Much evidence from around the world supports the view that small, high-tech firms contribute disproportionately to innovation and economic growth. The financing of entrepreneurship and innovative ideas will therefore play a significant role in facilitating economic growth and the competitive advantage of nations in the 21st century.

Policy-makers tasked with developing knowledge economies around the world have taken note of the importance of financing innovative growth. The Ontario Liberal government recently proposed a tax incentive for angel and institutional investors to support startups in the province. While the details have yet to be revealed, the basic proposal provides a 35% tax credit on angel and institutional investments in the province’s startups.

The announcement was greeted by start­ups and the venture-capital community with great enthusiam. But one should be careful before buying into the hype. Similar schemes have failed to produce much benefit, and may have doused rather than sparked innovation and wealth generation. If the Ontario Liberals or any other goverments truly want to support an economy of innovation and prosperity, they should look to the not so distant past for guidance.

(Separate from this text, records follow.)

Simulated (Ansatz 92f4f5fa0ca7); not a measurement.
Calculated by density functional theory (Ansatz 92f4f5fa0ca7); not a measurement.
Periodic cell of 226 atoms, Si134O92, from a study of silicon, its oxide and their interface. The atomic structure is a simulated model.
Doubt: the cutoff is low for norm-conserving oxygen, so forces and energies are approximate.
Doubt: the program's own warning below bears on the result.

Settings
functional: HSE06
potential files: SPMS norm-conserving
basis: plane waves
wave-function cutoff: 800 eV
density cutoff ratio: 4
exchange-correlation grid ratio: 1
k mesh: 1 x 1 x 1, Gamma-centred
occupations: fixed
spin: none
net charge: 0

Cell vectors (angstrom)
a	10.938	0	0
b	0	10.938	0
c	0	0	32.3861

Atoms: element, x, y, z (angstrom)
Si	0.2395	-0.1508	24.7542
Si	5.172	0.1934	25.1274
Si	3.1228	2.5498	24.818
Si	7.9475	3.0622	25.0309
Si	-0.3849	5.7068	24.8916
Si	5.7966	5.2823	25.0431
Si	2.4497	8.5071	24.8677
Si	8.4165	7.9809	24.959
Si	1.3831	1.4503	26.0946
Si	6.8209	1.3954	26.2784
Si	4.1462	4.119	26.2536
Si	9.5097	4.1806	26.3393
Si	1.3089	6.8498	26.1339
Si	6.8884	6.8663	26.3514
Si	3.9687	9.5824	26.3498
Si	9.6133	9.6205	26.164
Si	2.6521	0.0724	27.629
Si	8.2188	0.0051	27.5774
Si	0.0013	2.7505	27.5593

If structured properly, the proposed credit would encourage many investors to shift more of their capital from the lower-risk, public equities market to risky venture capital. Given the size of the potential rebate, it would be stupid not to do so.

But as the old saying goes: “Things are not always what they seem. A stopped clock is right twice a day.” Problems arise when tax policies create distortions in markets, and tax cuts aimed at small businesses and their investors are no exception. There are at least four areas of concern:

Will the best investors be incentivized? Uncle Bob, a tradesman from rural New Brunswick, is an angel investor by virtue of buying into his nephew’s mobile-app startup in Toronto. Jim Treliving of Dragons’ Den also is an angel investor. While both may be able to invest the same amount of money in the startup, who would be better able to identify the investment risks and, more important, provide mentorship and strategic support? Effective angel investors and professional venture capitalists invest more than cash; they also offer their time, access to networks and industry know-how.

If the credit is contingent upon the qualifications of the investors rather than the companies in which they invest, such policies could create incentives for different types of investors to classify themselves as angels or institutional investors to obtain the tax breaks, even if they weren’t necessarily suited for venture-capital investments. The influx of new investors could artificially inflate valuations and crowd out some of the “smart money.”

A rebate program could push startups toward angels and VCs when other sources of capital, such as bank debt, would better suit their needs.

Will the incentive encourage individuals or corporations to create small entities that qualify their investors for the credit, thus depriving more worthy companies of that capital?

For a more concrete example of how well-intentioned tax policy can create unintended downsides, look no further than the Labour Sponsored Venture Capital Corporations (LSVCCs) that exist in all provinces save Alberta and Newfoundland. Unlike traditional VC funds, LSVCCs are funded by retail investors, who are rewarded with generous tax breaks—so generous that LSVCCs had become the dominant form of venture capital in Canada by the start of the last decade.

However, empirical evidence shows that returns on LSVCC investments have significantly lagged those of their private counterparts, due to legislated investment mandates and bureaucratic administration. More salient is the fact that companies receiving LSVCC investment are less likely to develop patents and become successful. LSVCCs were seen mainly as providers of cash, not the other strategic resources that I mentioned earlier. Moreover, because LSVCCs are tax-subsidized while other funds are not, they displace more efficient venture-capital investors.

Despite the lack of performance, LSVCCs fees are typically very high; their average management expense ratio (MER) tops 5%, which is more than twice as high as that for the typical Canadian mutual fund. Since their inception, the economic rate of return on LSVCCs has been significantly less than 30-day treasury bills—and even close to zero! The cost of LSVCC programs in terms of forgone tax revenue and the indirect costs of crowding out is estimated to exceed $1 billion annually across Canada.

For these reasons, Ontario announced the phase-out of the LSVCC tax credit in 2005—which, after some lobbying efforts, has been pushed back to become effective in 2012. Other provinces have not followed suit; arguably, their reluctance is rooted in the fact that LSVCCs have become entrenched in political connections and lobbying ability. Although LSVCCs are value-destroying, they are hard to remove since many livelihoods depend on their continued existence.

Policies that stimulate entrepreneurial activity and innovation are welcome so long as they do not create distortions. As governments consider their options, they should be very careful not to incentivize counterproductive activity. They must themselves be innovative.